Monday, August 24

A Year (or Two) in Kenya: A nice surprise

Something unexpected but rather nice happened late Saturday afternoon. The senior director, Naomi, expected it, but she had neglected to mention anything before leaving to spend the day in Nairobi with Demetra and to teach her how to deal with public transportation and get to the airport and what not in the capital.

I had just begun revising a 186-page draft of the manual which describes in detail most every possible aspect of the Foundation when one of the guards came down to tell me that there were visitors at the gate. I was expecting a hopeful looking to apply for a job. Instead I found some 200 children in paper crowns sitting on the slope that leads down from our barbed wire fence singing a hymn led by a man whose black sport jacket hardly had time to settle against his body before he spun again. Our children sat facing them, about eight meters away, more than a little cowed by the crowd. I could have dealt with a job seeker. I would have politely accepted their CV or suggested they apply online. I had no idea how to deal with this and stood far to the side with my thumbs in my pockets. Were they looking for converts? I hoped not. The Foundation's policy is a free exercise of all faiths without compulsion in any direction. I didn't like my odds of escorting all the children and their teachers out if they started asking our children if they were saved.
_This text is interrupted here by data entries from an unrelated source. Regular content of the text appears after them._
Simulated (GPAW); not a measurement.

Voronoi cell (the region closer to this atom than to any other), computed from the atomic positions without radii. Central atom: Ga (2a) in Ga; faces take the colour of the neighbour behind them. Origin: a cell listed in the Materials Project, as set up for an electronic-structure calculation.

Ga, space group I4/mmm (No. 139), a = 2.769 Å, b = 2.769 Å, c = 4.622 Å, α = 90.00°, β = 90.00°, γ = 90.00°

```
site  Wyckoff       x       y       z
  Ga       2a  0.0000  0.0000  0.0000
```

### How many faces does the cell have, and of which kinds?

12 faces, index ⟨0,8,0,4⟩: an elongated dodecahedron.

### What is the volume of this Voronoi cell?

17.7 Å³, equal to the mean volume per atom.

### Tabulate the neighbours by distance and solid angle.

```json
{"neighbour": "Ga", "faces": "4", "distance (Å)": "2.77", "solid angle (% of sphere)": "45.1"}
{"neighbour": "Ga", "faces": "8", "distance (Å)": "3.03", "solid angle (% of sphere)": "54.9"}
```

By that point, one of our older children introduced me to the woman directing the whole affair. She finally explained that it was the final day of their vacation Bible school, (ironically appropriate as it was the first day of Ramadhan) and they had been collecting change in small, plastic Bottles of Love. Now they had combined it all into one massive Bottle of Love and wanted to present it to us. The woman made a small speech, the exuberant man read a Bible verse, the kids sang another song, and there were pictures as a small girl passed the bottle to me with our children standing tight behind me. Then I made a small speech of thanks. Mostly it was me saying thank you, but the kids seemed impressed that I knew enough Kiswahili to even say asante sana. As the teachers herded the children out, they mobbed me to shake my hand. I felt like a candidate for president. There were too many of them and not enough time to give each hand a proper shake. All I could do was thrust my arm out and give about three hands a single squeeze at the same time. They loved it when one passed me his baby blue crown, and I tossed it atop my mess of hair.

Like, I said it was nice. The money wasn't much. A bit over 1000 shillings, a bit under 15 dollars. It'll pay for maybe half our monthly water bill. Still, to be recognized within the community as a deserving organization and receive donations from people who have bills of their own to pay and not much money of their own to pay with, it feels good. A reminder that other people think we're doing a good thing, I guess.

The greatest irony of the whole thing? Just before reminding all the children why they were there and what they had accomplished, she asked me if I had heard of some city in Mexico. It wasn't Mexico City, Tijuana or Cuernavaca, so I hadn't. I missed the explanation, but it sounded like they were maybe the first choice for receiving the Bottle of Love and something went wrong and our center was the second choice. I feel really bad for Mexico now. These kids live in a slum in a country with a government so corrupt that every candidate for major office makes stamping it out a key part of their platform, are facing the fifth year of a regional drought and lived through a month of near civil war almost two year ago, and they felt sorry enough for the Mexicans to want to donate their money to them.